June 7, 1997
Hola!
The drought is over. It started raining hard two days ago, pouring down as I imagine is only possible in the tropics. I didn't take my shower that night. The toilet has a roof, but not the bano. I couldn't help thinking how ridiculous it was to worry about the rain when I was going to stand under a sprinkler anyway.
It poured all night and in the morning we didn't leave the house to go to work until 10 o'clock, the street here was so awash. When we got to the Co-op, there was water everywhere.
When the U.N. built the building, they put fluorescent light fixtures all over the ceiling. It must have been wonderfully light back then. Now, the fixtures don't work. But they were attached to the roof (roof & ceiling one and the same) by small bolts that go through the roof. Now there are little quarter inch round holes all over the roof. In ordinary rain they are no problem, but in this deluge, water was dripping everywhere, even onto some of the looms they are weaving on. The women were scurrying around picking up or covering up things, sweeping out the water. Cecilio was trying to glue little patches of something to the underside of the holes over the looms. It seemed to be working too. He was working from a rickety wooden ladder he made into a three legged ladder simply by propping a stick against it. I thought I'd have a fit, but he just laughed. Later he fixed the faucet in the kitchen. It had sprung a leak and was spraying water.
With all that morning rushing around they still managed to get in some weaving. Several pieces are now off the loom and I'm anxious to get some of them to the states. They are lovely. I'm so pleased.
It was a cool day, with all that rain. Cold to them. Pretty soon someone was taking up a collection. If you wanted a cup of coffee you had to pay one cordoba. I thought they were crazy-how can you get coffee for 14 cents a cup? Turned out it was little packets of instant coffee they were buying, and everyone, including me, enjoyed the warmth of it. Sold by the packet.

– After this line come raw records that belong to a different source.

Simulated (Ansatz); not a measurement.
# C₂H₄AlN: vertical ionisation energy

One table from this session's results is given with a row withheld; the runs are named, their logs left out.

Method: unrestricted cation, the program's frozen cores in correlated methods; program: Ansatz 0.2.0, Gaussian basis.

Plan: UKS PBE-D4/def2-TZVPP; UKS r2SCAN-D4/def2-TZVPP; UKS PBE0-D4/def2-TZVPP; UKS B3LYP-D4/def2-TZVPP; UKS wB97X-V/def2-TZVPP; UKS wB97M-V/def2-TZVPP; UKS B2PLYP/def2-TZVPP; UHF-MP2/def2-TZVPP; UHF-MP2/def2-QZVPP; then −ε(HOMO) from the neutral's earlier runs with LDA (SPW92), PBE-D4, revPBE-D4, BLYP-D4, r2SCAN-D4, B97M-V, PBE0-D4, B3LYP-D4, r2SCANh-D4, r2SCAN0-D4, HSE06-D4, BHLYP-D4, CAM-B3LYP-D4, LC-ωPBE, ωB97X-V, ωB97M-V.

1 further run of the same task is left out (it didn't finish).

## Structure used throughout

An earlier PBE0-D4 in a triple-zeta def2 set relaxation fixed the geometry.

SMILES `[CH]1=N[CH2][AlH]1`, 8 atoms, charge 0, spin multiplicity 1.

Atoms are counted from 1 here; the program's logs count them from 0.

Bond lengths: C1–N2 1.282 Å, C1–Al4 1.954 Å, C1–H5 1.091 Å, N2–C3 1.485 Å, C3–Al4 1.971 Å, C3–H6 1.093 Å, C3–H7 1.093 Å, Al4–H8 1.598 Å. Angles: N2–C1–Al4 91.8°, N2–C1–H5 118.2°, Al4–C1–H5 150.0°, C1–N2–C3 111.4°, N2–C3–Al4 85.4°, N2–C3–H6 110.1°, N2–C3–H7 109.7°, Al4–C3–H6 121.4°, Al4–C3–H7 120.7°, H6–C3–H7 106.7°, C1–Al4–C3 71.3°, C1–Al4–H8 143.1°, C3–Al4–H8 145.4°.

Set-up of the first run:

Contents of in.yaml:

During the coffee break we somehow got talking about hair. I was kidding and I offered to cut Rosa Maria's bangs. I told them I had cut my husband's and my sons' hair, I'd had clippers and everything. I was only talking (Yes, it was true). Pretty soon Rosa Maria was sitting in a chair handing me a pair of scissors. So I gave her a haircut. More than just the bangs, too, with those heavy scissors and a pocket comb. When she was through, Cecilio put a cloth over his shoulders and sat in the chair. He must have thought I looked as if I knew what I was doing with Rosa Maria. He's a vain young man, and he hadn't had a haircut since leaving Wenatchee two and a half months ago. Haircuts cost money. So I gave him a haircut. I did tell him if I botched it I'd pay for a barber. But I didn't botch it, thank goodness. I just made shorter all around everything that was there, and it looks good. Next time I come down I'm bringing my barber shears.
The rain let up a little bit in the afternoon but Ana Maria had a suitcase full of weaving she was going to take to Managua, so we took a taxi. She'd have had to walk several blocks if we'd come by bus. The driver told us ten cordobas when we got in, but when we got home he insisted on twenty. This taxi didn't have any cracks in the windshield, but I liked the other guy better. He only charged five cordobas. So today Ana Maria is in Managua in pouring down rain trying to sell their weavings. Terrible weather. I wonder how she's getting around.
Chapter 2 in the lizard saga: No, Cecilio didn't catch the big lizard. But when the bus went by the mercado-the big market place-there was a woman there holding by the tail a dead green iguana for sale. The body would have been equivalent to the size, I think, of a six to eight pound roasting hen. It's a real delicacy, they say. I think I'm getting interested. Keep tuned for the next installment....
Oh yes. They put a plastic cover over the shower so now I get to take my cold showers again, rain or not. I wrote last year how few toilet seats they have here. Ana Maria with her new toilet, has a toilet seat. I noticed it today, propped against the fence in the back yard.
This year I've been seeing kids playing baseball everywhere, teams of all sizes from four kids on up. Except for when young men play, non of them have real bats. They play with assorted kinds of sticks-tree limbs-and they take care of them as if they were real bats. I watched some boys playing in the field by the Cooperativa. The ball they were using was green and I wondered about it until it came past them and I retrieved it and tossed it back. It was covered-wrapped-with green tape. When I was at Mirian's the kids played with a ball covered with a knit cloth, sewn on tightly. I assumed these were baseballs that had lost their covers and were being salvaged. Then last week I watched Cecilio make two baseballs. He used rocks about as big around as a fifty-cent piece for the centers, then wrapped them tightly with a long rag, wrapped around and around, making it as spherical as he could. He then wrapped it criss-crossed round and round with string. After that he used black electrician's tape to cover the whole sphere. When he finished he bounced them on the floor and caught them a few times. I was so amazed. I had to try bouncing them myself. They work! Them as has do, them as hasn't make do.